The Problem
New residents submit work orders within days of moving in. A resident who moves in on Monday and submits a maintenance request on Wednesday is telling you the unit wasn't actually ready.
This creates three immediate problems:
Operational cost: You pay for make-ready once during turn, then pay again to fix what was missed. Labor and materials spent twice on the same unit.
Resident satisfaction: First impression matters. A resident who submits 2-3 work orders in their first week starts the lease frustrated. This shows up in online reviews and renewal decisions 11 months later.
Portfolio blindness: Without measurement, you can't distinguish between properties with tight make-ready processes and those rushing turns to hit occupancy targets.
Most companies track work orders but don't segment by move-in date. The signal gets buried in aggregate maintenance data.
The Measurement Framework
We track three metrics:
1. Work Order Incidence Rate: Percentage of new move-ins who submit at least one work order within 10 days. High percentage indicates make-ready quality problems.

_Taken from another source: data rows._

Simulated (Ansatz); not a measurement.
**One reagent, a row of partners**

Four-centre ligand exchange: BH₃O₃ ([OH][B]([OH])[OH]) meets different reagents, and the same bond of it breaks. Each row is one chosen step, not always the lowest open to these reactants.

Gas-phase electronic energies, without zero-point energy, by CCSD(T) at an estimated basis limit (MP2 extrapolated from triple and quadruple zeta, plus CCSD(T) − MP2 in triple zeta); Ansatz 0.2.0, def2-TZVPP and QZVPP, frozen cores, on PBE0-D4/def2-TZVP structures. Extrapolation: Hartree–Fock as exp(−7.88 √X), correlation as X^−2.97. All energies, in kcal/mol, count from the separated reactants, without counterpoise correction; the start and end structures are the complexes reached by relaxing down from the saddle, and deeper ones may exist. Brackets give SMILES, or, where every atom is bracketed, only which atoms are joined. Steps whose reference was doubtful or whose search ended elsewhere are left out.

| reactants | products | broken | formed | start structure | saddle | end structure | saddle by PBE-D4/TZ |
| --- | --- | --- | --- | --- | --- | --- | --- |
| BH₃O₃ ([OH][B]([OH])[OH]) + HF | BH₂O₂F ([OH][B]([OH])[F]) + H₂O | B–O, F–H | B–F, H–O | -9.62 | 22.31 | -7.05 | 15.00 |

2. Early Intensity: For residents who submit work orders, how many in the first 10 days? One minor issue is fixable. Three or four means the unit had multiple failures.
3. Total Intensity: Same residents, tracked over 90 days. Did the early problems stop, or do these units continue generating work orders?
The 10-day window captures make-ready failures specifically. Items discovered through actual use (running the dishwasher, using the shower, operating the HVAC under load).
We use trailing 3-month periods (T3) for analysis. This provides adequate sample size and smooths weekly variance.
Building the Dataset
Two PMS reports don't natively connect. The move-in report shows who moved in and when. The work order report shows maintenance requests by unit. Neither tells you if a work order came from a new move-in.
Load source data and handle dates:
import pandas as pd
from datetime import datetime
from pathlib import Path
# Read source files
lease_data = pd.read_excel(lease_data_file)
work_orders = pd.read_excel(work_order_file)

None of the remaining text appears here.